Oct 18, 2016 - 9:30am

Dear 45: Let's Make Strides Towards Better Cybersecurity

Dear 45:

During the run-up to the 2008 election, cyberattacks barely registered a blip on the political radar. Fast forward eight years, and cybersecurity has emerged as the most urgent threat to our national security, and it similarly threatens our nation’s economic security. Consequently, securing our country’s increasingly critical cyber networks must be a top priority for your administration.

There’s little question that America is vulnerable to cyberattacks, as evidenced by some of the high-profile attacks that have occurred during the course of your campaign. As the nation becomes more interconnected, it’s getting more difficult to defend against these constant and persistent threats, and that will become all the more challenging as nearly 20 billion internet-connected devices will be added to digital networks around the world during your first term in the White House.

Here at the Chamber, we have long embraced the government’s role in strengthening our nation’s cybersecurity, and businesses are seeking genuine partners in the fight against cybercrime and other illicit activities. Your administration won’t be able to nix every cyber threat—there are far too many—but together, we can take great strides toward better security. As this is an enormously complex challenge, we believe you should start by prioritizing three important issues.

First, we should build on the current momentum around the joint industry-National Institute of Standards and Technology Framework for Improving Critical Infrastructure Cybersecurity. America’s business leaders and policymakers see this framework as a pillar for managing enterprise cybersecurity risks and threats, and it serves as a vital risk assessment tool and a facilitator of collaboration between the public and private sectors. We’re already working to urge businesses of all sizes and across all sectors to adopt the framework’s fundamental internet security practices, install new cybersecurity technologies, and partner with law enforcement— but we need your help.
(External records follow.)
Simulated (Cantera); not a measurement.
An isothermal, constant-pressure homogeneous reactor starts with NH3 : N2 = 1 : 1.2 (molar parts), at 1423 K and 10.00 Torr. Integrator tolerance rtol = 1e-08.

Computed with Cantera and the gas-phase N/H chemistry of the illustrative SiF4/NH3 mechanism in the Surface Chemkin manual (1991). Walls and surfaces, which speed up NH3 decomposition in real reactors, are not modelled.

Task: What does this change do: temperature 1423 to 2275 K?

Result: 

We need you to encourage federal agencies to harmonize existing regulations with the cyber framework. Too often, U.S. companies are beset by multiple cybersecurity regulations coming from many agencies. These onerous and conflicting regulations are likely to shift businesses’ limited cybersecurity resources toward costly compliance mandates.

President Obama signed an executive order in 2013 and Congress a year later passed the Cybersecurity Enhancement Act, both of which call on government leaders to identify and reduce the cyber regulatory burden on business. So far, these responsibilities have not been met by officials in Washington. This is an opportunity for you to come in and lead the charge. One place to start: Appoint an official to focus on reducing (or better yet, eliminating) duplicative cybersecurity requirements for regulated industries.

Second, our country’s information-sharing ecosystem needs improvement. Due to poor information-sharing systems, our adversaries are able to deploy the same attack over and over again. Cyber threat information sharing must become so effective and efficient that once an attack is detected, every business should be protected against it by day’s end.

Here’s the good news: On this particular issue, your administration starts in a strong position. Congress and President Obama enacted the Cybersecurity Information Sharing Act (CISA) in 2015, which provides protections related to public disclosure, regulatory, liability, and antitrust matters to organizations that share cyber threat information. The law also required the Department of Homeland Security to establish an automated indicator sharing program, which will help sound the alarm when attacks occur.

However, companies are approaching this new world with caution. Many industry leaders have preconceived visions of bureaucrats lying in wait with regulations and privacy groups readying lawsuits behind the scenes. By working as an ally with the industry, you can be instrumental in leading a culture shift that will bring businesses off the sidelines to engage in threat information-sharing programs.

Third, Washington’s policies ought to encourage greater adherence to international norms of acceptable behavior and deterrence in cyberspace. Over the past several years, policy and legislation have tended to focus almost exclusively on regulating industry. Instead of punishing victims, we urge you to work with business leaders to battle cyber criminals and other bad actors.

We urge you to build on the Obama administration’s efforts to stop cyber-enabled economic espionage. There’s been progress in promoting the adoption of international rules of the road in cyberspace, but there’s still work to be done. We need to coherently shift costs associated with cyberattacks in ways that are timely, legal, and proportionate.

In addition, industry needs law enforcement’s help in combating cybercrime, but right now, law enforcement agencies in this space are outnumbered and understaffed. We encourage you to commit more resources to help law enforcement counter and mitigate cyber threats.

In the coming years, technology will play an increasingly central role in our economy, our government and our private lives. Unfortunately, the very devices that have made our society more convenient and efficient have also made us more vulnerable. It’s for this reason that improving America’s cybersecurity is a challenge that’s as complex as it is urgent. There is no silver bullet. There is no easy answer. And there is no way to know who or what will be the target of the next major attack.

What we do know is that working together, we can make—we must make—progress in strengthening our country’s cyber networks, and by doing so, we can promote economic growth and national security. We look forward to working with you to get the job done.